Published: Wed 31 Aug 2011 11:40 AM
31 August 2011
Hidden messages in artwork acknowledge Iraqi deaths
An artwork protesting against the deaths of Iraqi civilian casualties, devised by a Victoria University academic and his US collaborator, is currently showing at the Museum of Modern Art in New York City.
The work consists of a large stack of seemingly innocuous yellow notepads. However, the lines of each page, when magnified, reveal micro-printed text detailing information about all Iraqi civilian casualties since 2003.
Titled 'Notepad', the work, on display in an exhibition called Talk to Me, is produced by SWAMP (Studies of Work Atmospheres and Mass Production), a collaboration between Douglas Easterly, Senior Lecturer and Director of the Media Design Programme at Victoria University and Matthew Kenyon from the University of Michigan.
The duo says their work is an act of protest and commemoration.

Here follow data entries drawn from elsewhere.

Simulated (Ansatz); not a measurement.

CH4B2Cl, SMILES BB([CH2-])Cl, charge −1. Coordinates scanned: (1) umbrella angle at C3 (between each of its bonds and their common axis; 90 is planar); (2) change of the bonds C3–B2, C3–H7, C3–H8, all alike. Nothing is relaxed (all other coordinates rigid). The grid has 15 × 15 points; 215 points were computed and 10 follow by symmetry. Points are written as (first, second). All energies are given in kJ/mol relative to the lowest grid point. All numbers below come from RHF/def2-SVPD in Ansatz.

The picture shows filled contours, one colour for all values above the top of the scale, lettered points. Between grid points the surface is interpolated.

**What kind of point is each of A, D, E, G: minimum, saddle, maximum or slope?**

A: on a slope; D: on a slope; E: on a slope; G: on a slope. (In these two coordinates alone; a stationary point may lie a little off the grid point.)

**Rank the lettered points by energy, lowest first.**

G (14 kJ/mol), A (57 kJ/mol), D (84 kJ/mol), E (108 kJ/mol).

"Our work looks like everyday yellow legal pads of paper, but in reality the lines on the notepads reveal many of the lives that have been lost, and largely ignored, since the US led invasion of 2003," says Mr Easterly.
"Each notepad contains approximately 10,000 full names, dates, and locations of each Iraqi civilian death on record over the first three years of the Iraq War, and when you realise that these details (collected from www.iraqbodycount.org) printed in micro-text can lend such volume to pages and stacks of paper, our project display becomes quite a sobering sight."
SWAMP is now working on a new edition of notepads documenting the loss of life from the American incursion into Afghanistan, drawing on the disclosure of confidential information by WikiLeaks.
About SWAMP
Douglas Easterly and Matthew Kenyon have been collaborating on various art projects under the moniker SWAMP (Studies of Work Atmospheres and Mass Production) since 1999. Their work focuses on critical themes addressing the effects of global corporate operations, mass media and communication, military-industrial complexes, and general meditations on the space between human and artificial life. SWAMP has been making work in this vein for the last 10 years using a wide range of media, including custom software, electronics, mechanical devices, and even living organisms.
Mr Easterly is Senior Lecturer and Director of the Media Design Programme at Victoria University and Mr Kenyon is an Associate Professor at the University of Michigan's School of Art and Design.